March Madness and Geography

March Madness… For most teachers this refers to the struggle to “keep it together” until spring break. For the rest of the nation, however, this is the month everyone seems to be a basketball fan. The reason? In March the NCAA has its annual basketball championship tournament. There is so much madness, in fact, that March Madness continues to April with the championship game being held April 3.

A lot of times this tournament can be a big distraction in schools. Students seem to be more concerned with Cinderella stories and bracket busters than with their regular school work. Instead of banning brackets and blocking streaming links (much to the disappoint of certain social studies teachers in my school), what if we as educators used this as an opportunity to make a more geo-literate student body?

During the tournament the last two years I used a National Geographic Tile Map (the tabletop map set) for the United States to show the location of the teams in the tournament. Then I put together a document with a table of all the college teams in the tournament and included team name, mascot, record, conference, and location. I also included the same style of document for the NCAA Women’s Tournament. Finally, I used push pins to place the locations of the schools on the map. This definitely caught students’ attention, but there are many more opportunities to use this tournament to really engage students and teach them some geography without telling them we are teaching geography.

Here are some ideas on how we can use the tournament as a learning opportunity…

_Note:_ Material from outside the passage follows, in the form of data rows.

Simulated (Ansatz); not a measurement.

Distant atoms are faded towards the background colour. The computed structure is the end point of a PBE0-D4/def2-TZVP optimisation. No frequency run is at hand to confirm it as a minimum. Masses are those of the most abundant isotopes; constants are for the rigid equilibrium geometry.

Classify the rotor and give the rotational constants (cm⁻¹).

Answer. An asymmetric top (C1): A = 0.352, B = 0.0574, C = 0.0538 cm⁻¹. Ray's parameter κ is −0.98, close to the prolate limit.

1) For students in lower grades, simply cutting out the school names and putting them on the map could help them learn where cities and states are located.
2) Have students pick one of the teams and do a report on the school, city, and/or state. This could even be done in a “star of the day” format with one student presenting their information each day.
3) Compare the location of the universities to a population density map. What connections can be made between the two maps? Have students brainstorm other ways to analyze the tournament with geography or social studies themes (income, graduation rate, etc).
4) Have students look through the list of schools and search for geographic connections between mascots and geography. Check out our WIGA Blog called Mascot Mania (written by Carlo Kumpula) for some examples.
5) Use the schools to do a geography quiz in the classroom. This could include matching mascots, city/states, or other related items.
6) Organize a bracket challenge with your students and then award bonus points based on geography quizzes (see #5 above).
7) Hang up the map in a public space (hallway, cafeteria, etc) and have a geography trivia question posted each day. Leave some paper and a drop box for answers. Award candy or another small prize to the winner.

The possibilities for connecting the tournament and geography are endless! I included links to all the materials if you would like to try one of these ideas or create your own March Madness activity. If you find any mistakes or would like to share your activity I would love to hear from you! Have fun and keep up the great work!